Palance says, “You have to find it for yourself.”
Ironically, in Upstate New York one city is.
Buffalo’s sprawling history ties rise, near-ruin, and perhaps now recovery. A century ago, more millionaires per capita dotted it than any U.S. burg. The Queen City was America’s eighth-largest. A checkered melting pot — Slavs, Poles, Italians, Germans – flocked to the hub of Lakes Erie and Ontario.
By the 1960s, the economy turned from blue- to white-collar. Manufacturing collapsed. Population plunged. Recently, hundreds of police, fire fighters, and teaching jobs vanished to balance the budget. “We hit bottom,” said Buffalo News columnist Bob McCarthy. “Sometimes only desperation makes you find a solution.”
For Buffalo, the solution to Palance’s “one thing” may be something for which most towns would kill. “Our seemingly inexhaustible [even nonpareil] sources of water,” said Mayor Byron Brown: among others, the Erie Canal, two Great Lakes, the Buffalo and Niagara Rivers, and Niagara Falls.
“Any city should play to its strengths,” explained McCarthy: thus, the current $275 million plan to build a downtown waterfront Erie Canal Museum, promenade, marketplace, marina, and above all, 100,000-square foot Bass Pro Shops Outdoor World store, at Buffalo’s former Central Wharf terminal.
With luck, the store could open by mid-2009: ideal for a region with more fishermen per capita than any part of America. Each Apri11 Opening Day, anglers fill Upstate streams, lakes, and ponds. Buffalo bets that many will troop to Bass Pro. “It’s the anchor store,” said McCarthy. “The other shops, restaurants, and venues will revolve around it.” In truth, each revolves around H2O.
“We have baits and boats, and you have water, so this should work,” mused Jim Hagale, heading the Bass Pro Shops Springfield, Missouri-based chain. The plan must now vault environmental and architectural rapids. “We’ve got to convince them, and will,” said Brown, “that this is in keeping with the historic nature of the inner harbor.”

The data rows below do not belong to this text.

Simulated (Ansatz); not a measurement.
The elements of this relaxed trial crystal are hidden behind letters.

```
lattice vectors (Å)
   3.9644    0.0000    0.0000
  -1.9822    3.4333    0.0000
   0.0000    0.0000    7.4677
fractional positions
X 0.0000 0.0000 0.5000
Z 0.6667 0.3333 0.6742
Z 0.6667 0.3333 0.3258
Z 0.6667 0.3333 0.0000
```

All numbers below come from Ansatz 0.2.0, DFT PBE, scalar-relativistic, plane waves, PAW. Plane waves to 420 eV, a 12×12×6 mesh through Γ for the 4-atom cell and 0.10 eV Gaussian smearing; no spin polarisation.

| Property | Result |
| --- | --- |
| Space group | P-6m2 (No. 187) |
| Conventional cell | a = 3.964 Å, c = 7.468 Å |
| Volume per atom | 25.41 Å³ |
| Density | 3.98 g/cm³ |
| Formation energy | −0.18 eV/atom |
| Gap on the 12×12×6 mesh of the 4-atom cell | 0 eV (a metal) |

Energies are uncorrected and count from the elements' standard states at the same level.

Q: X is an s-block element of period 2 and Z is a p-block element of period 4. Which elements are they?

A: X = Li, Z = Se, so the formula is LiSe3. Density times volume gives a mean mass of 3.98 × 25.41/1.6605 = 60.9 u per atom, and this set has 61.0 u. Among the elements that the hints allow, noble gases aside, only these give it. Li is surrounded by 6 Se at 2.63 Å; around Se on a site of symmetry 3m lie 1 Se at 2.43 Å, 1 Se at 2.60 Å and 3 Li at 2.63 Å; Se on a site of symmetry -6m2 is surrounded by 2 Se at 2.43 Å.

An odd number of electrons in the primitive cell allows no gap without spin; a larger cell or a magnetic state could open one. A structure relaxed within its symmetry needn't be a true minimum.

Any city can try a makeover, extreme or otherwise. Success depends on fit. Does an area’s “one thing” go back to the future? Does it embody a city’s past, heart, and soul?? Buffalo’s seems to. Three Dog Night sang, “One is the loneliest number.” As Palance knew, it can be the smartest, too.
What is your burg’s “one thing?” Inquiring minds want to know. This we know already: Like leaders, cities are defined by a single sentence – what we were, are, and mean.